# Number of parameters in an Mth Order Markov Chain

For an $$M^{th}$$ order Markov chain, $$P\left(X_n|X_{n-M}...X_{n-1}\right)$$, what's the number of parameters required to know the conditionals? We have discrete variables each with $$K$$ states.

I think it should be $$K^M\left(K-1\right)$$, but some books mention $$K^{M-1}\left(K-1\right)$$.

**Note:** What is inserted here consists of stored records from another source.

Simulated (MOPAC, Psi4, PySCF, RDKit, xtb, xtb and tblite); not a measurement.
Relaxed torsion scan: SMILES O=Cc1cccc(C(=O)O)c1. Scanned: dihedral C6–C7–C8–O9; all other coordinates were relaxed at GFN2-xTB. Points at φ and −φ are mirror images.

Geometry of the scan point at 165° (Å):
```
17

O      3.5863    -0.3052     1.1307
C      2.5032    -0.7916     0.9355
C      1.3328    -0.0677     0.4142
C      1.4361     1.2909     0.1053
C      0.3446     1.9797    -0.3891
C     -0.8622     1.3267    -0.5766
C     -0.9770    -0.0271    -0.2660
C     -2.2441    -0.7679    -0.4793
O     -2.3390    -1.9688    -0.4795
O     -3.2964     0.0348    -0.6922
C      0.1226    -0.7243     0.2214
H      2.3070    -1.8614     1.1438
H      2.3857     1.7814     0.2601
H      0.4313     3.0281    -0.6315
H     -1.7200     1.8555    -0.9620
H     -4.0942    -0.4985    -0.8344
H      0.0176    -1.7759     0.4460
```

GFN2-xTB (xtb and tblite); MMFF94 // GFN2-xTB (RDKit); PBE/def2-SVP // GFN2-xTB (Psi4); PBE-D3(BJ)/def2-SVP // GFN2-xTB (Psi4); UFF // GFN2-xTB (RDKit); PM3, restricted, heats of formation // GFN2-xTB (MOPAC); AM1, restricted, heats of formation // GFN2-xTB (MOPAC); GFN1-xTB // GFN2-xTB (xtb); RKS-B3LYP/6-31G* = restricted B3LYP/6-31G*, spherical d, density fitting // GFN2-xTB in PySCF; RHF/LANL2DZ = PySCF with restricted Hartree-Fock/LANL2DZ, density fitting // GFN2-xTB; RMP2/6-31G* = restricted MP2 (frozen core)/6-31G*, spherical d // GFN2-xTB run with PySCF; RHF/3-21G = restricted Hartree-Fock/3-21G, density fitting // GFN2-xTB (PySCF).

• can you share where you saw $K^{M-1}$? – gunes Jan 30 at 9:38
• For each value of the $M$ previous realisations, of which there are $K^M$ different values, there are $K-1$ probabilities to define the transition. – Xi'an Jan 30 at 10:00
• Bishop - Pattern Recognition .. 2006, page 609 – Ketan Jan 30 at 11:59

Other than Markov Chains, if you need to define a probability table for $$P(X|Y)$$, you'll have $$(K_x-1)K_y$$ degrees of freedom, where $$K_x$$ is the total number of states for the variable $$X$$, and $$K_y$$ is the total number of states for the variable $$Y$$, since when $$Y$$ is fixed, when $$K_x-1$$ probabilities are computed, the last one can be found from the remaining by just subtracting from $$1$$. This generalizes to the following: $$P(X_1,...,X_n|Y_1,Y_2,...Y_m)\rightarrow \left[\left(\prod_{i=1}^n{K_{X_i}}\right)-1\right]\prod_{i=1}^m{K_{Y_i}}$$ where for your case, it is $$(K-1)K^M$$.